In Carlton, Seven Seeds is now the head of a group that includes Traveller and Brother Baba Budan in the city, and a wholesale roasting operation in Fairfield that supplies cafes all across town. The HQ’s rich, toffee-like espressos and interesting yet restrained menu feel as vital as ever.

Likewise, Collingwood’s Proud Mary – one of the first cafes we ever wrote about – has spawned Aunty Peg’s a few blocks east; Stagger Lee’s a few blocks west; and Proud Mary in Portland, Oregon, 13,000 kilometres across the Pacific. Proud’s continuing focus on rare heirloom coffees makes it one of the most exciting players in today’s scene.

Market Lane, another 2009 baby, has expanded from one outlet at the Prahran Market to six across Melbourne, and Balaclava’s Monk Bodhi Dharma now counts the equally excellent Admiral Cheng-Ho (Abbotsford) and Bayano the Rebel (South Yarra) as younger siblings. Wide Open Road is still killing it in Brunswick.

With hindsight, we can see what a bellwether Andrew McConnell’s Cutler & Co was for Fitzroy’s rise to culinary prominence. And after a 2017 refresh, it feels as sharp as ever. Visit the front bar for abalone katsu sandos, or take to the dim back room for one of the city’s best dinners.
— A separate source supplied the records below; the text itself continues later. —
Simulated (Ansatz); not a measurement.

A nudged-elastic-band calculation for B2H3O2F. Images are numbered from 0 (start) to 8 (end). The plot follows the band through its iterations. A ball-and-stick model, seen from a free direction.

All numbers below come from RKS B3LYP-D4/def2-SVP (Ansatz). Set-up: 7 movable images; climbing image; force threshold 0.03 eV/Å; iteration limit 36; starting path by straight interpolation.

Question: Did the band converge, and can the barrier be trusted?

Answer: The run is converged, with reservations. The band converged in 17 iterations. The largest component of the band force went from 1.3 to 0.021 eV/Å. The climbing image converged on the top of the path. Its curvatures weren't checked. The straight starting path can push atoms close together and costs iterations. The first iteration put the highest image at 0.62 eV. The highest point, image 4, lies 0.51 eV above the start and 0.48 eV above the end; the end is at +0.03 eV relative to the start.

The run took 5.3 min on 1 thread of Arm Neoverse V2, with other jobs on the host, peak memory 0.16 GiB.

Down the road, Mission Australia’s social enterprise Charcoal Lane has spent 10 years providing on-the-job to training for Indigenous and disadvantaged youth while serving impressively presented dishes of kangaroo, emu and other game paired with local flora.

In the city, HuTong’s dumplings (the xiaolong bao particularly) remain some of the city’s best, and the subterranean cool that made Coda and Izakaya Den so desirable in 2009 hasn’t waned. Up in Brunswick East, Bar Idda’s roster of Sicilian classics is as comforting and affordable as ever.